ROME, JULY 25 -- A Palestinian who was acquitted of a minor role in the 1985 hijacking of the Achille Lauro cruise ship fell or jumped to his death from his fifth-floor apartment today trying to avoid extradition to Syria.
Police identified the man as Mowefaq Said Gandour, 38. Gandour was one of 15 persons tried in Genoa last year in connection with the Achille Lauro hijacking, in which an elderly, wheelchair-bound American passenger, Leon Klinghoffer, was murdered.
Gandour was acquitted of being a part of the hijacking conspiracy. He was convicted of perjury for giving a false name and false information at the trial, but was acquitted of this charge on appeal.
During the trial Gandour claimed he was a Palestine Liberation Organization colonel who had been mistakenly arrested while passing through Rome on his way to a secret mission in Beirut. The PLO denied that Gandour was part of the organization.
Gandour had remained in Italy since his trial because no country would accept him. Today, police arrested Gandour, following a Syrian request for his extradition on fraud charges.
Police spokesman Riccardo Infelisi said officers at police headquarters informed Gandour that he would be deported to Damascus. Gandour asked that he be taken first to his apartment in the Trastevere district of Rome so he could pick up some belongings and inform his pregnant, Polish wife, Infelisi said.
When police took him to the apartment he bolted and locked himself in a bedroom. By the time the police kicked in the door, Infelisi said, Gandour was climbing out a window onto a small ledge.
"They grabbed hold of him," Infelisi said, "but he was all sweaty and they weren't able to hold on to him." Gandour fell to the street below, where he apparently died instantly.
Infelisi said the police were treating the case as a suicide.
Gandour's identity and specific activities have remained a mystery to Italian officials despite repeated interrogations. Judge Francesco Paolo Castellano, who wrote the Achille Lauro sentences, said Gandour behaved like a "folkloric spy" who was "in such a habit of changing his name" that he repeatedly got into trouble.

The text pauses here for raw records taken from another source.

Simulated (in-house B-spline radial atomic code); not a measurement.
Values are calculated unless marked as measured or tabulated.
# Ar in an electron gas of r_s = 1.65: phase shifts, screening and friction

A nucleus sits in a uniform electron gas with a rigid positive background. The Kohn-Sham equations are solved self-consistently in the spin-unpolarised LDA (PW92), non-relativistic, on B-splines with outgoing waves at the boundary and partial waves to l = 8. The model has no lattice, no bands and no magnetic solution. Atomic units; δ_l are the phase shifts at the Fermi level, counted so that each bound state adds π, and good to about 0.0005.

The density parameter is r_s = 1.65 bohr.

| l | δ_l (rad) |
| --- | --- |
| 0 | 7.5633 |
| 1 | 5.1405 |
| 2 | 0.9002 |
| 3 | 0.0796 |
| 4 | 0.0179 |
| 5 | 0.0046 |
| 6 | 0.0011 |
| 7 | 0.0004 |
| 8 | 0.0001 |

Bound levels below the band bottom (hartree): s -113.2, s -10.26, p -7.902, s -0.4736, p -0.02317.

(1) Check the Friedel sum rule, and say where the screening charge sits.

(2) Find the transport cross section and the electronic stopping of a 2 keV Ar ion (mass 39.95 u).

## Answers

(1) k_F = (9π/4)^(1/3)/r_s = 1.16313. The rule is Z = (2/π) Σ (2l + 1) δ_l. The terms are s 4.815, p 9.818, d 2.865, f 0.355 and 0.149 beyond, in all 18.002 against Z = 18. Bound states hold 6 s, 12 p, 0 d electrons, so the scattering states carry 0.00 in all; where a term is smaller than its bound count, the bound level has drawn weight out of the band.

At times during his interrogations, he identified himself as Gandour, saying he had been born in Damascus on March 10, l949. At other times he said he was Ibrahim Hussari, born either in Morocco or Jordan.
In his sentencing report, Judge Castellano concluded that Gandour was not a member of the PLO as he had claimed, but had at times put himself at the disposal of its factions.